Tuesday, April 26, 2011
In the information economy, one usually realized that almost everything economically around him or her is somehow connected to the web.
Last month, there was an interesting article in the NY Times about how global companies responded to a black swan event within their supply chain.
# From our experience, the black swan usually originated from within one's settings.Occasionally, the long-term rewards for "just-in-case" situation exceed the short-term rewards for "just-in-time" situation. In various cases, many companies do not like to prepare for the long term. ... Adding inventories and backup suppliers reduces risk by increasing the redundancy in a supply system. It also enhances resilience. The trade off is the increase of operating costs. If you were the chief decision maker, would you choose the Just-in-time model or the Just-in-case model? ... When deciding, what strategic and operational factors would you focused on?
Under the settings of the information economy, our world is considered to be strategically flat.
Successful business strategists understand the grand connection from the basic ingredients through the suppliers to the manufacturers and finally to the marketplace. The connective understanding of the economics, the logistics and the other tangible influences enabled them to prepare for the best case scenarios and the worst case scenarios. Anticipating possible scenarios is how they have always stayed ahead of the curve.
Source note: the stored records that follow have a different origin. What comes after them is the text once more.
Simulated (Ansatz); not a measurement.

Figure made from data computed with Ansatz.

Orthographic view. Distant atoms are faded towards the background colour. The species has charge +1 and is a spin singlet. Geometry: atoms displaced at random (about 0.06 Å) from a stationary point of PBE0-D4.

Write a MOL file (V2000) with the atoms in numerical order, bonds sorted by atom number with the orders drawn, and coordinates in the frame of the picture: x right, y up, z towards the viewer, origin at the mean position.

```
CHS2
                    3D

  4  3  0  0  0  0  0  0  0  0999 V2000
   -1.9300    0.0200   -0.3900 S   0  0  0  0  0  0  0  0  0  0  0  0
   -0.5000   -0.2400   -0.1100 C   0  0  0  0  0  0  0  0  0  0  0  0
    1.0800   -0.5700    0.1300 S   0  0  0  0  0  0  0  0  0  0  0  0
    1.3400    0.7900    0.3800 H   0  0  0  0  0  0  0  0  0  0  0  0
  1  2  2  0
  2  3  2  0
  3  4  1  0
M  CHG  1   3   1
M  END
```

The key to succeeding is having the time, the resources and the skills to properly connect the dots.
Based on your various projects, do you know the tangible specifics and the connections from the initial stage to the final stage?
Do you know the connections of the influences that control your settings?
When the strategists see the tangible causes of the connections, they would have a better chance of enhancing their settings. Whether they have the wisdom and the courage to pursue the opportunity is a different tale.